Valve wants more games on Steam, promises not to “flood the market”

By Stephany Nunneley, Tuesday, 10 May 2011 18:18 GMT

Steam manager Jason Holtman has said Valve would like to have more games available on the digital service, and more indie games in particular, but at the same time, the firm doesn’t wanttop overcrowd the service’s marketplace.

Speaking with Develop as part of its in-depth feature on Valve and its manifesto, Holtman said that value is the most important commodoity when it comes to the Steam service, not the quanity of titles available.

“I think we’re now at about 1,700 games on Steam,” Holtman said. “We like to have lots of games on Steam but we’re careful about not flooding the market. We’re a software company, and we want to distribute software that has a chance to succeed. If we just try to commoditise, that would become a problem.

“We have that Netflixian problem. We have to expose great content and make sure none of it drowns. People need a good browsing experience. We have 1,700 games on the service, but we’re not eager to say next year we’ll have 5,000. If you do that, because you’re looking to flood the market, I think you’re going to lose.”

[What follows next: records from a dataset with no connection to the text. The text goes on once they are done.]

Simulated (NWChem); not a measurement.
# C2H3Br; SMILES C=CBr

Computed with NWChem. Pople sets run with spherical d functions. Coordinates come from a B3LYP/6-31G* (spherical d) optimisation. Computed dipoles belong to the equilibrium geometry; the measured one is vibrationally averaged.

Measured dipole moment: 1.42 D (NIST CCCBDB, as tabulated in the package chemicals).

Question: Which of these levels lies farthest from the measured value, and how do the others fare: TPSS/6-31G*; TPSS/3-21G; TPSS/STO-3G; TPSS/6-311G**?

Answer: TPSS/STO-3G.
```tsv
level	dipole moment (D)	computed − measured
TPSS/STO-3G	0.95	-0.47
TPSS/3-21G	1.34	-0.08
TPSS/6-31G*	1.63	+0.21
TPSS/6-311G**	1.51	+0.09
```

However, just because the firm wants to focus on high-quality experiences, doesn’t mean it will be tightening restrictions on what can be submitted and what cannot.

“I don’t think we’re going to be harder on submissions,” he said. “We’ve always been open to take a look at anyone’s game. We always love being surprised by the amazing things we find.

“We love to have conversations with indie developers, and we can provide a channel that they have a good chance of succeeding on.

“We’re not ignorant of why indie games are a success in the first place, of course. We know they’re a success because they’re very fun.

“Mind you, sometimes we make mistakes with our submissions process. We’re not perfect. Usually we’ll have a group of about eight to ten people looking at all the different submissions we get.Sometimes we’ll think a game doesn’t fit, and a month later we’ll get a mail from a disgruntled developer saying ‘this is what you said, and this is how many thousands and thousands of copies of my game I have sold since you said that’.

“But we’re always looking for the same thing: Is it fun? Is it done? Does it represent value? I don’t think that we’re going to change those rules.”

Steam has around 30 million registered users, and it has been estimated that 70 percent of the PC digital download space belongs to the service.